[Talk-us] Importing CobbLinc Public Transit Routes from Government Data
Sam Whited
sam at samwhited.com
Thu Feb 9 22:49:01 UTC 2023
Thank you, I really appreciate the thoughtful follow up, this is much
more encouraging and I'll look into working this way instead.
—Sam
On Thu, Feb 9, 2023, at 17:39, stevea wrote:
> On Feb 9, 2023, at 7:15 AM, Sam wrote:
>> Thanks, I don't really understand the lingo there or what any of this
>> means, so I'll go ahead and retire this idea for now.
>
> Try this: build from scratch the transport route you use every day.

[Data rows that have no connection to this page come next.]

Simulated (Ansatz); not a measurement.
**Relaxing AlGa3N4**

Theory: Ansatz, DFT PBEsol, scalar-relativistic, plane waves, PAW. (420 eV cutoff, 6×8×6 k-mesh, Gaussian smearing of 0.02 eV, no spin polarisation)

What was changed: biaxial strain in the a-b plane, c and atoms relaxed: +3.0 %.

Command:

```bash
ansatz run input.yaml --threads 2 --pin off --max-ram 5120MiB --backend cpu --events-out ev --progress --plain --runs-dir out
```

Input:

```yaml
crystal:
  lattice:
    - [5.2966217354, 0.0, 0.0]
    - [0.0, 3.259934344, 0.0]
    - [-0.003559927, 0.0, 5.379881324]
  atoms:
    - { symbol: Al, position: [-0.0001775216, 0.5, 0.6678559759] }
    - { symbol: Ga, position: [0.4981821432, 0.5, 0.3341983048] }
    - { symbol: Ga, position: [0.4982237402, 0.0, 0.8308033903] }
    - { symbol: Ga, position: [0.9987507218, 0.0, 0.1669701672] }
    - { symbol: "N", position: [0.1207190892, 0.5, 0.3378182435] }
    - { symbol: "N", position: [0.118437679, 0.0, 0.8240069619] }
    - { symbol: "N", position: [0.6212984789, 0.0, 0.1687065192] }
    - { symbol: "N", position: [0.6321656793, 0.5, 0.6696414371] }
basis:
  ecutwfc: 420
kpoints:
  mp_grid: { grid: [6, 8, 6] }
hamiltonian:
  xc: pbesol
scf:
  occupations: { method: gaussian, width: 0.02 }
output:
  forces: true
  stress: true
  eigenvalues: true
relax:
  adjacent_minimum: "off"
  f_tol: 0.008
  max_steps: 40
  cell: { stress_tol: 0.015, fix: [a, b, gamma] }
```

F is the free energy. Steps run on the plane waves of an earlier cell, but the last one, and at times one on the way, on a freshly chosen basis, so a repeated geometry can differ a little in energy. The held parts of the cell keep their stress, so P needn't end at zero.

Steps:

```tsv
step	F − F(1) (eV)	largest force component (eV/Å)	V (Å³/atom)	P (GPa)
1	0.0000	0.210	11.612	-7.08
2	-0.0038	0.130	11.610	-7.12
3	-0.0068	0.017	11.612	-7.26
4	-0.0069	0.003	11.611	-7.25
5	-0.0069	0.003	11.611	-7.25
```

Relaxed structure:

> From scratch. As a start. Build out the rest of the transit network
> from there. Go at your own pace. There are nodes, ways, relations,
> route relations (for transit and others) made out of relations, the
> routers, renderers and use-cases that "consume" these data
> downstream....
>
> Sounds like you are building up to transit relations (could be bus
> routes as v1 or v2?) but are not there yet, especially as it might
> feed into your app. There's a way to get there, I'm sure. You are in
> early to intermediate stages.
>
>> There are more of them to review to make sure there are no duplicates
>> and what not, so I wasn't going to do the bus stops, but would that
>> make more sense to do instead? It would just take longer for me to go
>> through them all by hand and there are still only a few of them on
>> the map. I just really want my mapping app to be able to do my
>> morning commute properly instead of telling me there are no buses in
>> Cobb :( (though I'm not sure that bus stops are enough for this, but
>> it's worth a shot).
>
> Build things up manually from scratch as objects, one at a time, try
> them on for size, connect them, etc.
>
> Learning about bus stops and adding them to bus routes is an awesome
> task. When you make or improve bus routes just right, they light up
> like neon flares on certain transportation renderers, for example. If
> they make your app work, hey, nice job, Sam. Your app / our map can
> bounce off of one another with you building things, cool. It doesn't
> always work like that, as we share this fabric. If you want to make a
> local project of however you see things, do so, it's your map, too.
> It should be a fairly short path between how you might tag a bus route
> relation in OSM and how it does or doesn't light up on your app.
> Something to watch.
>
> Import scripts are like being handed a big machine gun and you pull
> the trigger. I say: shoot a few bullseyes, first.
>
> Looks like Brian might have paved some road ahead for a license waiver
> into OSM. That does happen and is nice when it does (nothing like
> "explicit permission," I've got a few of those in OSM). I wouldn't
> say green lights ahead (yet) but it might be in your back pocket if /
> when you might be ready to enter these data in the future.
>
> It's a great big plastic map, Sam. You and your app can build it
> yourself, one object (node, way, relation) at a time.
>
> Have fun. Ask. Read wiki. There is community here. You are allowed
> to build very cool, detailed, exact, community-shared things here,
> like bus routes, cycle routes, train routes (they have to be "real").
> Do yours, locally, light-it-up in your app, hey, that's an E-ticket
> ride. It's a win when the map improves!